Along the west coast of Greenland, narwhal's numbers went from 10,500 in 1986 to 1,500 in 2002. Catch rates in Greenland in the 1990's averaged 750 narwhals a year, many others being killed but not hooked and pulled to shore. In Canada, numbers went from 15,000 in 1984 to 5,000 in 2003. Today in Canada, the number killed each year is around 500, many more going unreported. Killing a narwhal is a badge of honer for a young hunter. Once, there was a 13-year old boy who shot narwhals all day with a rifle, wounding many but landing none.      

A nice male tusk can be can be worth over $9,000, and $25,000 for a skull containing dual tusks. I think that if the narwhal had died naturally, a tusk would be pretty neat to have. If it was killed just for that, I wouldn't want one.

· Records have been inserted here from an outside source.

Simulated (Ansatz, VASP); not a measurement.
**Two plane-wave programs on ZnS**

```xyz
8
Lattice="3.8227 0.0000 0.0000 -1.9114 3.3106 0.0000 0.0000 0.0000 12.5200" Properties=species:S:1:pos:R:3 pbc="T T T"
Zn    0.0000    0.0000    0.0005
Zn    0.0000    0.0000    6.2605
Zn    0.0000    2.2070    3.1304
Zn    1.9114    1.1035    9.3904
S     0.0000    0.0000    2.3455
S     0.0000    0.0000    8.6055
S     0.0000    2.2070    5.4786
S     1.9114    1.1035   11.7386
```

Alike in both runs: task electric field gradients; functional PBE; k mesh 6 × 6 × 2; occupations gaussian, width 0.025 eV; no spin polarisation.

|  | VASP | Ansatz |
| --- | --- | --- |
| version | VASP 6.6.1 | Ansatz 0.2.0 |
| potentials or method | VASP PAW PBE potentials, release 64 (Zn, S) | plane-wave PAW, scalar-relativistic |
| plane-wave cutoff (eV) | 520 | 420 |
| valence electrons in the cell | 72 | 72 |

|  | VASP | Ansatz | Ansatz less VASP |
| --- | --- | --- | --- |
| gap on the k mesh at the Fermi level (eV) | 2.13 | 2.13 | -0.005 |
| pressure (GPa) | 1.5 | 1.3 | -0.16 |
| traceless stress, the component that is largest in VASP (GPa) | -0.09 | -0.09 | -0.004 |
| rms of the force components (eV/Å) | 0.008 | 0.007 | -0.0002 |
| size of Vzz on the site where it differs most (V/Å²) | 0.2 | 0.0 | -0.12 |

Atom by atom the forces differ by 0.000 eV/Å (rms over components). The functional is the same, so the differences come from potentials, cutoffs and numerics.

Go to this address for more information:


The head of a dead whale on the ice

Pulling a whale up onto the ice

Saturday, June 11, 2011

Another topic

I know that my blog mainly focuses on dolphins, but today, I'm going to talk about sharks. Sharks, the thought of the creatures may send shivers down your spine. Most people think of sharks as gruesome, relentless killers. On several nature television shows, i've seen people swimming beside great whites. Sharks are thought to be very dangerous to people, but you are more likely to be struck by lightning than be attacked by a shark. In reality, sharks kill on average 3-5 people a year. Also, sharks usually take one bite and swim off because it doesn't the way that they expected. The deaths are mainly caused by blood-loss. We kill 100 million sharks a year just for their fins. We kill many more just for meat. The number is shocking the first time you hear it, and I still can hardly believe it after knowing it for a long time. Many species are killed, including Blues, Hammerheads, and Porbeagles. But any animal will be taken, no matter the size, age, or species. They are killed for their dorsal, pectoral, and even caudal fins, which are used in a soup which is a delicacy in China (the soup is about the most tasteless, non-nutritious thing to eat). They are also eaten in other places such as Japan and Australia. The fins are sliced off while the shark is still alive and the mutilated animal is then thrown back in the water, slowly and painfully bleeding to death and drowning (they need to constantly move to keep water running through their gills to breathe). While one animal is killed for fins, another is killed for meat and other uses. Thus, two animals are killed when just one could be killed for both things. May not seem like much, but it adds up. If you hate sharks, think about the small number of people that they kill versus how many of them that we take.  I know that sharks aren't people and people are more important, but millions against less than a dozen is a humongous difference. But whether you like them or not, we need sharks. We need the oceans to survive. The oceans need sharks, whales, and dolphins, and the three creatures need each other. Humans need to start thinking before they kill thousands upon millions of the creatures that we need to survive. In order to save ourselves, we must save the animals that we are slaughtering at rapid, alarming rates. More sharks are killed than dolphins, and probably need help faster.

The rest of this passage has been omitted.